Image: Lise Sinclair by Lowri Best
We are greatly saddened by the untimely death of Lise Sinclair, the Fair Isle singer-songwriter, musician and poet, after a short illness.
I was introduced to Lise and her work in 2005, when she joined a translation workshop on Shetland run by the Scottish Poetry Library in partnership with Literature Across Frontiers. Of course in music circles she was already well known, as a member of Friđeray (the old Norse name for Fair Isle); Friđeray’s album, Across the Water (2003) features mostly a capella singing by Anne Sinclair, her brothers Neil and Stewart Thomson, her daughter Lise and Neil’s daughter Eilen. As the Shetland Music site puts it, ‘With six family members in the group, equivalent to around 10% of the total population of the island, Friđeray have already made their mark well beyond its shores, not only being a hugely popular local band but with [several] appearances at Glasgow's famed Celtic Connections festival…’.

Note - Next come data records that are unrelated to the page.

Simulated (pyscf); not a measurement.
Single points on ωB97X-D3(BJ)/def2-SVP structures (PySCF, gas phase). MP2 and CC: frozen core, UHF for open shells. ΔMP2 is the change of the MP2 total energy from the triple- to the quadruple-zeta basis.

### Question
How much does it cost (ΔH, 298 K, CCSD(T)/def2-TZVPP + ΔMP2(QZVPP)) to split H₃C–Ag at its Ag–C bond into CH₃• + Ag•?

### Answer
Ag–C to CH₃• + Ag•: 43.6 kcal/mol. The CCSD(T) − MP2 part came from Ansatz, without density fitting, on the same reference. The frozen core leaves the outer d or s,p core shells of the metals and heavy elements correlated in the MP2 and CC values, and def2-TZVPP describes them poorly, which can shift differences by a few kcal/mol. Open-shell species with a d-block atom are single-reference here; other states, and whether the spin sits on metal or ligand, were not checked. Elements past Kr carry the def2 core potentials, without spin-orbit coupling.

All the workshop participants had a marvellously productive week, and Lise – who had originally been a bit hesitant about exposing her own poetry to the translation process and trying her hand at translating from Estonian, Icelandic, Finnish and Norwegian – grew in confidence and I think relished the chance to concentrate on writing. We had great discussions about Shetlandic, and Lise’s devotion to it and her exploration of its possibilities as a language for poetry and song were a large part of her life’s work. She published a small collection of poems, Here (North Idea, 2006), and many others in magazines and journals. The results of the workshop can be read in All Points North (SPL/Caseroom Press, 2006). Lise was eager for us visitors to have a real sense of the culture and language of Shetland, and generously shared her knowledge and insights, and her music. When we had the concluding event at the Town Hall in Shetland, the sun came in through the stained glass and lit her up as she played the piano and sang her wonderful setting of ‘Cutting Corn’, which you’ll find on her CD Iver Entrancin Was (2008) – and her voice was entrancing.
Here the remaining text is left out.